I've always enjoyed art; the process behind the finalized piece. Before this class, I had never taken on Drawing as a skill. I was familiar with photography mostly, filming in some ways and even a little with painting. Still, there is something in drawing that had my attention. It is definitely time consuming but the good kind; the kind that keeps you intrigued until you are able to physically represent your mental image. Drawing allows me to say more than any other art skill; what you see, is what I see.
For that to happen, I had to become good at it, to learn the basic skills. I was used to doodling in notebooks, with no acquired or learned knowledge, as a lot of people do. But, I needed the knowledge, just like that I wasn't going to communicate what I wanted to. I finally got a drawing book, it taught me a lot on faces, I was fascinated by the human face and the eyes mostly. I did some portraits, they looked better than they would have if I didn't have that knowledge; I knew I needed to learn more. That's how I got into Drawing 101. It felt like a challenge, so I took it.

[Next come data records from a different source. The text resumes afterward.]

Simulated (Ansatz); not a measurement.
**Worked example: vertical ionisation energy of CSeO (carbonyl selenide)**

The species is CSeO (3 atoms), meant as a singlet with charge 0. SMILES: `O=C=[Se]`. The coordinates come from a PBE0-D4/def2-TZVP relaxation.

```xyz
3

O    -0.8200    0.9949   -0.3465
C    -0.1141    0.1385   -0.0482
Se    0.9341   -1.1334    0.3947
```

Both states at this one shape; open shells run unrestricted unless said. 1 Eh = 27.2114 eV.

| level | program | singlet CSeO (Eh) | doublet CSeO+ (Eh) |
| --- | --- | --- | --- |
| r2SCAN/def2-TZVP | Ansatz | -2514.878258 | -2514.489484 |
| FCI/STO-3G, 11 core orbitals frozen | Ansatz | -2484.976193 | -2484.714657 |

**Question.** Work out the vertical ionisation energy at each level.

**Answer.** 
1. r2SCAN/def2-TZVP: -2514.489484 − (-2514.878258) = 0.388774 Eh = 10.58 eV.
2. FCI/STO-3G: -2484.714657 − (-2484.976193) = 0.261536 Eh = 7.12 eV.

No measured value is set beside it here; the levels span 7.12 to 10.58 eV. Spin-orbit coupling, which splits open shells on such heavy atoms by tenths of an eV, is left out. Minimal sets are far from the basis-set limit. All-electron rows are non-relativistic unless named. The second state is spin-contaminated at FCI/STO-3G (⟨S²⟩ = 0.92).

I learned more than the skills that were taught in class. I learned to see... to see objects in raw materials and then see how every single details plays a role in the general image. Now, I see objects and immediately mentally place them in a paper, as if I were drawing with my mind. More than that I started to shape my style and playing with meaning and storyline. I want my work to go beyond the paper, to poke onto something in the viewer and create a link. I loved making the observer take action in my drawings, in each one of the last three we did, it involved a hand or some connection to it. On my last drawing I decided to play a little bit more with the observer, not to create an alternate world (fiction) but to involve the reality of what happens in the mind, with it I targeted emotions. I realized that this type of game and style is what I enjoyed doing. Therefore, even though every work took a really long time to accomplish, I was completely engaged to my ideas.
Drawing Duke was challenging, the buildings have a lot of small details but it also makes you appreciate the architecture more. It also limited, in some way, the freedom in the drawings, that made it harder to come up with an idea that you were passionate about. In my case, it took me a lot longer to find that idea, still I eventually found one for each project.
I ended up loving drawing. I still have a lot of room for improvement; for mastering the eye. But, I am improving; the more I practice the more natural it will come to me.
Look at this drawing artist: Monica Lee. She see's reality to its smallest detail and then puts it on paper, she does a remarkable job on portraying reality.